An endless summer on 90-mile beach–surfing too!

If you are looking for a peaceful weekend, a great surfing destination or perhaps even a long summer holiday, I can recommend the Endless Summer Lodge,  Ahipara right at the start of 90 mile beach.

This beautiful 1880 wooden villa is at Shipwreck Bay, the end of 90-Mile Beach – a ten minute drive from Kaitaia. Owners Anna & Blaine Whelan have created a delightful place with solar-heated shower water, indoor and outdoor dining and everything spotless. ( Free use of body boards here and surfing lesson are available too)

Two things I particularly liked where – no TV; and the wonderful kauri floors: please take off your shoes to protect them. The restoration of this 130+ year-old homestead is wonderful and it’s great that such history has been bought alive.

Shipwreck Bay was, not surprisingly, the site of the sinking of many ships. Evidently the wrecks of some of them are visible at low tide but I never saw any. This area was once home to some 2000 people working the huge gum-fields.

All over Northland you are never more than 40ks from the sea, but here you just wander across the road with your body, or surf, board under your arm. I just had my towel and loved playing in the warm water.

I’d been told Ahipara boasts one of the world’s best left hand surf breaks – I had to ask what this means!

It seems “A wave is either a left or a right, depending on which direction the wave breaks from the point of view of a surfer paddling and riding the wave. If a surfer is paddling to catch the wave and it is breaking from right to left (the surfer will have to turn left to get on the wave) then this wave is a left.”

And, just to make it more confusing for us non-surfers – these breaks are from the view of the surfer, so left looks right from the beach! Shipwreck Bay is home to one of the best point-breaks in NZ – a world-class left-hander that offers rides of up to 3 minutes on a good day.

The water is usually warm, the breaks not crowded, the bottom sand, and there are different spots available for both beginners and advanced surfers – no wonder people would consider such a place be perfect for what seems in the ‘winterless north’ an endless summer just as this accommodation is called.
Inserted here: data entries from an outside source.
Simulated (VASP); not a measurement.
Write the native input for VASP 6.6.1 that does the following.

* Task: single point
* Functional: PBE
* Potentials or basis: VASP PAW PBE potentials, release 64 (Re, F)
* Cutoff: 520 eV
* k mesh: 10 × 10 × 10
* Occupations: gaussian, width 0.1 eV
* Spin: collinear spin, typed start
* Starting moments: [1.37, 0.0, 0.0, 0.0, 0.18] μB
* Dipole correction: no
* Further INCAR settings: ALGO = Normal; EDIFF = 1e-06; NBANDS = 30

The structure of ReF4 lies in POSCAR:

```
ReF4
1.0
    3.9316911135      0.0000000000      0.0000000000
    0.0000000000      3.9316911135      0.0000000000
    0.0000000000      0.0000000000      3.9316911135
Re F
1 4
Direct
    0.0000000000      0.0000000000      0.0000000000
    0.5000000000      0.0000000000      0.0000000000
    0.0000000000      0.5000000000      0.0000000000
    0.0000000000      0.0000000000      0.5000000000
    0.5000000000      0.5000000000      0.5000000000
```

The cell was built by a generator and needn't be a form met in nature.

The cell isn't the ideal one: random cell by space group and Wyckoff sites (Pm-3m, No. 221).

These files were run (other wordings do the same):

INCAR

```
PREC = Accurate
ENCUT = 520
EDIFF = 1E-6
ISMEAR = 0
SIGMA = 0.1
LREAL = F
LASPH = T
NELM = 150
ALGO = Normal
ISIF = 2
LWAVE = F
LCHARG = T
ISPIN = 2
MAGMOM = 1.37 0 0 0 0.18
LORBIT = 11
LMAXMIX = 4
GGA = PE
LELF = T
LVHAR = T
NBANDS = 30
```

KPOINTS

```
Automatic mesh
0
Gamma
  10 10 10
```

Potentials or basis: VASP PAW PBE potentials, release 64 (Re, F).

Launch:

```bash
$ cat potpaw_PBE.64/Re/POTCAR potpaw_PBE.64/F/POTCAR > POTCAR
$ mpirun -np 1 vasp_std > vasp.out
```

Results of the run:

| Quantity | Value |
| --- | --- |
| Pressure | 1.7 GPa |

If you are taking a road trip, when you leave this little retreat, follow SH10 through the towns of Herekino, Broadwood, and the Victorian village of Kohukohu which has charming old villas and buildings  and the Village Arts gallery on the main street.

The “Narrows” car ferry is on your left hand side about 5 minutes the other side of Kohukohu. (About an hour’s drive from Awanui). This ferry departs on the hour and takes about 15 minutes to cross. Drive off the ferry at Rawene, which has an art gallery, and an excellent café (The Boatshed), and historic Clendon House  Drive through town to SH12 and turn right, follow road into Opononi on the Hokianga Harbour.

I took some back roads and visited my husband’s grave before finally checking in at The Copthorne Hotel & Resort Hokianga right  on the edge of the Hokianga Harbour, yet another beautiful  kauri villa that has stunning views of the massive sand dunes across the bay – dunes that I will explore tomorrow.

copthorne hokianga

Of course my trip around Northland was taken in my favourite car rental company NZ Rent A Car!

90 Mile Beach, sand toboggans & native trees

Sand Safaris take me for a full day trip to Cape Reinga – driving along  90 Mile Beach, sand-tobogganing  and I plant a native tree at the cape.

Classified as a main highway, 90-mile beach is not really ninety miles long and this is just one of the interesting facts given by our engaging driver, Senny, as we race against the incoming tide. These tours go up or down the beach one way, and the usual road route on the other.

We hear stories of cattle rustling; peat-land,large forests on sand dunes, lots of freshwater lakes; and the ultra-marathon and fishing competitions held on the this well known beach. we also see numerous birds, a cow, wild horses, and shellfish beds which the bus carefully avoids.

With no big river emptying into the Tasman the beach is free of the debris usually seen on beaches and it’s not long before we stop for photos before we head up a stream to the sand dunes and tobogganing.

we are given tips for the descent

.. and put them into action.

Lunch stop at Tapotupotu Bay … time for a very quick dip too

The top of New Zealand is Cape Reinga, and Te Ara, New Zealand’s online history encyclopaedia  says "according to ancient lore, this was final departure point for the spirit of the Maori. It was said that the spirit, after travelling up the west coast to a spot a few miles south of Cape Maria van Diemen, continued overland to the western end of Spirits Bay and eventually reached the pohutukawa tree. There it descended the roots and entered the sea. (This tree is reputed to have been in position for about 800 years and is said never to have blossomed.) "



I take the 1km walk down to the lighthouse and the views are spectacular as I watch the waves of  the Tasman Sea meet the Pacific Ocean currents.

While here I’m given the opportunity to  plant a native tree to help assuage my travel-writer frequent-flyer carbon guilt.

If you too are ecologically minded, see the Seed for the Future website for more information about this local tribe (Ngati Kuri) initiative as part of their role of guardians of the sacred places around the cape … $NZ20 well spent and a living legacy of your trip there.

Leaving here we head south again, via the sealed  road this time, we head home with the bus dropping us off at our accommodation … I get off at Mainstreet, pick up my rental car and head a little further south to Shipwreck Bay and Endless Summer Lodge.